‘Native Now’ exhibit highlight of Rockwell Museum’s 50th anniversary

The Rockwell Museum in Corning, N.Y., celebrates its 50th anniversary with a series of events, kicking off with “Native Now,” a major exhibition that assembles 25 years of contemporary Native American art from the Museum’s permanent collection.
Now on view, “Native Now” features powerful works by artists including Jaune Quick-to-See Smith, Virgil Ortiz, Wendy Red Star, Sarah Sense, Hayden Haynes, and Edgar Heap of Birds, among others. The exhibition centers Indigenous perspectives while honoring the past, present, and future of Native creativity.
Spanning painting, photography, sculpture, and installation, the exhibition affirms the continued vitality of Native voices in American art today. Working in a wide range of styles, these artists tell visual stories that emphasize connections to land, culture, and community, centering Indigenous points-of-view of seeing the world.

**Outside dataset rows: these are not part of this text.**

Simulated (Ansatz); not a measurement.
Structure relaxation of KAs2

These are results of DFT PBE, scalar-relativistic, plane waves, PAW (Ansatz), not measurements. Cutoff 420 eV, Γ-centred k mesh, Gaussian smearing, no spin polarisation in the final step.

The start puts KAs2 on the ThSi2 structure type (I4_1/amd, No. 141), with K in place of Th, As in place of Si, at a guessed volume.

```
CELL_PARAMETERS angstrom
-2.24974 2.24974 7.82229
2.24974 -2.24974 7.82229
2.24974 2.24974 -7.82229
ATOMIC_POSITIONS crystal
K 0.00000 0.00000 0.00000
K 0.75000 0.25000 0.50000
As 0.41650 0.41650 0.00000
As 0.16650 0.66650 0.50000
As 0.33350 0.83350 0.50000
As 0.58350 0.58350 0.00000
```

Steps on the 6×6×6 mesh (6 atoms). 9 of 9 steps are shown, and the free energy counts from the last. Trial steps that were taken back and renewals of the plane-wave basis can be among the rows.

The exhibition also highlights how Native art counters historic erasure and reasserts Indigenous creative voices through works that speak to broad audiences. The artworks explore relationships between communities, the land, and shared responsibilities. Through themes of landscape, modern life, and Indigenous Futurism, artists draw from their own histories to tell new and compelling stories.
“Native Now” is co-curated by independent curator Randee Spruce (Seneca Nation, Heron Clan) and Dr. Amanda Lett of The Rockwell Museum. The Museum stands on the ancestral land of the Seneca, one of the six Nations of the Hodínöhšö:ni:h (Iroquois) Confederacy, and acknowledges the legacies of displacement, migration, and settlement that shape the present.